TAMI Flashback: Hondo Crouch and Luckenbach, Texas


Hondo Crouch

This article is part of a series about the Texas Archive of the Moving Image (TAMI) video library. For an overview of the TAMI site, refer to this article.

The Texas Hill Country town of Luckenbach may be little more than a few buildings, including a general store and a dance hall. But few places are more symbolic of mythic Texas than this honky-tonk mecca, party venue and tourist destination a few miles south of Fredericksburg.

Luckenbach owes much of its fame to Waylon Jennings and Willie Nelson, of course; their 1977 hit "Luckenbach, Texas (Back to the Basics of Love)" introduced the tiny town to a vast audience and made it an essential part of Texas pop culture. But modern Luckenbach might not exist at all if not for another legendary Texan -- Hondo Crouch.

A satirist, writer, rancher, musician, artist, swimming coach and self described "imagineer," Crouch bought the nearly deserted Luckenbach in 1970. He proclaimed himself mayor (the three residents apparently didn't object) and pursued his grand vision for the place. Along with partners Kathy Morgan and actor Guich Koock, he quickly transformed Luckenbach into a popular hangout and venue for all manner of quirky events: no-talent contests, hug-ins, a mud dauber festival, a women-only chili cookoff and the Luckenbach World's Fair. Crouch also turned Luckenbach into a storied music venue; the town's association with country music was cemented in 1973, when Jerry Jeff Walker and the Lost Gonzo Band recorded their classic live album Viva Terlingua in the Luckenbach Dance Hall.

This month's TAMI Flashback videos are as quirky as the town and the man they celebrate. The first video is John Russell "Hondo" Crouch, in which Wally Pryor (known as the "Voice of the Longhorns" for his career as a University of Texas football announcer) interviews Koock and Crouch's daughter, Becky Crouch Patterson.

Filmed in Luckenbach in 1979 to promote Crouch Patterson's memoir, Hondo, My Father, the interview includes fascinating insights into Crouch's life. His daughter is candid, calling him "a frustrating father at times," but fondly recalls him as a magical man who "celebrated life with just everyday, little ordinary things." Koock describes Crouch as having a lot of tragedy in his life, but says "no one ever saw that, because he was just always the classic laughing clown."

Aside from the fabulous interview, John Russell "Hondo" Crouch has some great photos of Crouch and video of Luckenbach in its outlaw country days. The video is required viewing (and Hondo, My Father is required reading) for Crouch fans.

[View original at Texas Archive of the Moving Image.]

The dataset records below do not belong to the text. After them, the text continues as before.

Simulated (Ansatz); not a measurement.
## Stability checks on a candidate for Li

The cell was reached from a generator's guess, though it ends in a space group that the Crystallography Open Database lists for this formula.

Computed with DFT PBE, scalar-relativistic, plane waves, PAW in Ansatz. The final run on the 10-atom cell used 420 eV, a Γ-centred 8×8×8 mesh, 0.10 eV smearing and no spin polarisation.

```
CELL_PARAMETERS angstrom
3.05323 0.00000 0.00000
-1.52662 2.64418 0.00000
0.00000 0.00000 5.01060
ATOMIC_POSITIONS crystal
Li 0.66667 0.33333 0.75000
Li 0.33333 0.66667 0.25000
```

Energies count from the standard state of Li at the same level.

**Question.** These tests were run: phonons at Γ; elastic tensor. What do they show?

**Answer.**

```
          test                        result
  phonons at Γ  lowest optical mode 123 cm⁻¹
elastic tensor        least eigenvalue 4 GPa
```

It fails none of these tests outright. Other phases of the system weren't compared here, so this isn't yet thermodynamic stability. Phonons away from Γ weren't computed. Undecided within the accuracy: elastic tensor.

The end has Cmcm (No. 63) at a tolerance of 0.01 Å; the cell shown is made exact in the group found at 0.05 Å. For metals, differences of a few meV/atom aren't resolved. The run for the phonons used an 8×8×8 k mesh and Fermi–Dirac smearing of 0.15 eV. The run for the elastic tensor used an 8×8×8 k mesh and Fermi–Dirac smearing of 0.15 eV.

Another compelling video is 1977 Luckenbach World's Fair (also featuring Pryor and Koock), which captures the event in all its oddball glory. There is an armadillo race (but you knew that) and a boxing match, along with an Evel Knievel-wannabe who jumps his motorcycle over a few cars in front of a sparse crowd. Pryor and Koock have a detailed discussion of chicken-flying races; teams came from as far as California, Ohio and Georgia (or so says Koock).

As fascinating as the chicken-flying racing is, the video's highlights are two great performances by blues singer and pianist Marcia Ball, including a duet with Austin country musician Alvin Crow. There is also a surprising performance of "Squeeze a Fruit for Anita," a snarky song by two unidentified women who gleefully bash everyone's favorite orange-juice hawking homophobe, Anita Bryant. (An Internet search revealed several copies of the video, but not the singers' names. Which is unfortunate; they're quite funny and talented.)